RJ Cole Winery

Insights into the world of an amateur home winemaker.

Location: Charlotte, North Carolina, United States

Cole Wines anagrams to Senile Cow.

Sunday, September 17, 2006

Grape Photos!

Finally! Here are the long awaited photos of the Cab Franc grapes (in middle of veraison) and the vines of the grapes.

Thursday, September 14, 2006

What's been going on?

Not much!

After my last post, I did make it up to see my grapes and meet the grower. Randy is a great guy. He showed me the vineyard and answered a lot of questions. The grapes were already looking good, and the Cab Franc were in the middle of veraison.

I just emailed him yesterday asking him how the grapes were coming along. He said that he would be picking his Chardonnay this weekend, but the Cab Franc were at least 2 weeks away. That's a hopeful estimate, actually, based on the weather. All the rain we've received in the state lately has been pushing harvest back. Yesterday, we got a single day record for rainfall in Charlotte! But Randy said that if it dried up and we had good, warm, dry weather after that, they should be ready in about 2 weeks. Any more rain could push the harvest back well into October.

The forecast as of today? Drying up and warm for the rest of the week, followed by cooler dry air next week. Keep your fingers crossed!

The Sunday of Labor Day weekedn, I did a lot of work on my current wines. First, I racked my blackberry wines for the first time sine putting them in the secondary. I was able to get them off a lot of sediment, and used about half of my half gallon to top up the 5 gallon carboy of Blackberry. I topped up the half gallon with some merlot, so that will be a good 50/50 blend of the two. I tasted this Blackberry, and boy was it ever tart! It tasted like I had way too much acid in there. I decided not to adjust at this time, hoping that in time the acid would back away some. If that doesn't work, I may have to figure a way out to cut the acid.

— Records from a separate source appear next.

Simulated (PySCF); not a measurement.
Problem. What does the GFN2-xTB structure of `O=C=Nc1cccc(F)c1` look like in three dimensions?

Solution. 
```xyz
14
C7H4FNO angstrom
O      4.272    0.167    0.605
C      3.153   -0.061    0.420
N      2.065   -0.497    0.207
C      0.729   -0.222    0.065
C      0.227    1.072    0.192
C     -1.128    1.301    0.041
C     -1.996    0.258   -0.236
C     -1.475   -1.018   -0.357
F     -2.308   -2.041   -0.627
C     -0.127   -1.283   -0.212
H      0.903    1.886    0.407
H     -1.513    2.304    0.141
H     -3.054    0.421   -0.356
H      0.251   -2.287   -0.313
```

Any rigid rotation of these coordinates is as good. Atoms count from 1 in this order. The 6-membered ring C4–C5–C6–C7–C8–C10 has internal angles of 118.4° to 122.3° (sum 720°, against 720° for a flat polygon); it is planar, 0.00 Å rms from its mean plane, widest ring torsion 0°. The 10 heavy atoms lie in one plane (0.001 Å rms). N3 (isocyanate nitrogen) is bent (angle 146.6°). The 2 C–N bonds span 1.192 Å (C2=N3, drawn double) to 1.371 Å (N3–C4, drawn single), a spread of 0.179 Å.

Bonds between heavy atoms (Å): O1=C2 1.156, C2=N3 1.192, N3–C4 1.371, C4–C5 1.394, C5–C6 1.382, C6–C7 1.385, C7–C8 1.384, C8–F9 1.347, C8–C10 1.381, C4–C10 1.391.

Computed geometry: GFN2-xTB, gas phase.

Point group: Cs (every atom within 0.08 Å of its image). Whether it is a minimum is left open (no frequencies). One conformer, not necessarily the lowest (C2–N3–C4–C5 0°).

The second run blackberry wine was racked as well. This one didn't lose too much sediment, but I still had to top up a bit with some Pinot Noir that I had opened (you can't do any work with wine without drinking a bit of it after all!) I tasted this (before adding the Pinot Noir) and it was very tasty! Perfect amount of acid right now, and it seemed like there was just a bit of sweeteness still. It reminded me of when you have a glass of Kool-Aid where the mix hasn't been dissolved quite completely. It was sharp and refreshing - a light wine like it should be.

I really need to do some analysis on these blackberry wines and check the pH, TA, and SG. Even though the 2nd run blackberry was good, I'm worried that the kool-aid taste means that it didn't finish fermenting. If it didn't, and it tastes good anyway as it ages, I'll just stabilize it and age it with residual sugar.

Next I racked my Carm/Cab. It has cleared, but there were minimum lees still in there. The bottom of the carboy was coated with sediment, but it wasn't really enough to lose much of the wine. As it was, I used about a quarter of the bottle of Pinot to top up. This one really surprised me! The last time I tasted it, I detected what home winemakers call Kit Taste. There's no good description really to explain what kit taste really is. Some people say it's a candy-like flavor. Anyway, this had it, much like my Merlot does. But when I racked it this time and tasted it, there was absolutely no kit taste! (Although, that could be a result of a couple of glasses of Pinot in addition to some tastings of the blackberry wine...) But I thought it tasted wonderful, and I'm really excited about this one.

I wanted to bottle the Carm/Cab, but 2 things got in my way. I've collected enough empty bottled to do this, but most of them still have their labels on them. I went out and bought some steel scouring sponges. But I ran out of time to actually scrub the bottles, so that's still on my list of things to do. Also, when I checked my cork supply, I found I only have 7 corks left. This wine will give me about 30 bottles, so I've just got to wait until the corks I ordered come in. (More on that in a moment.)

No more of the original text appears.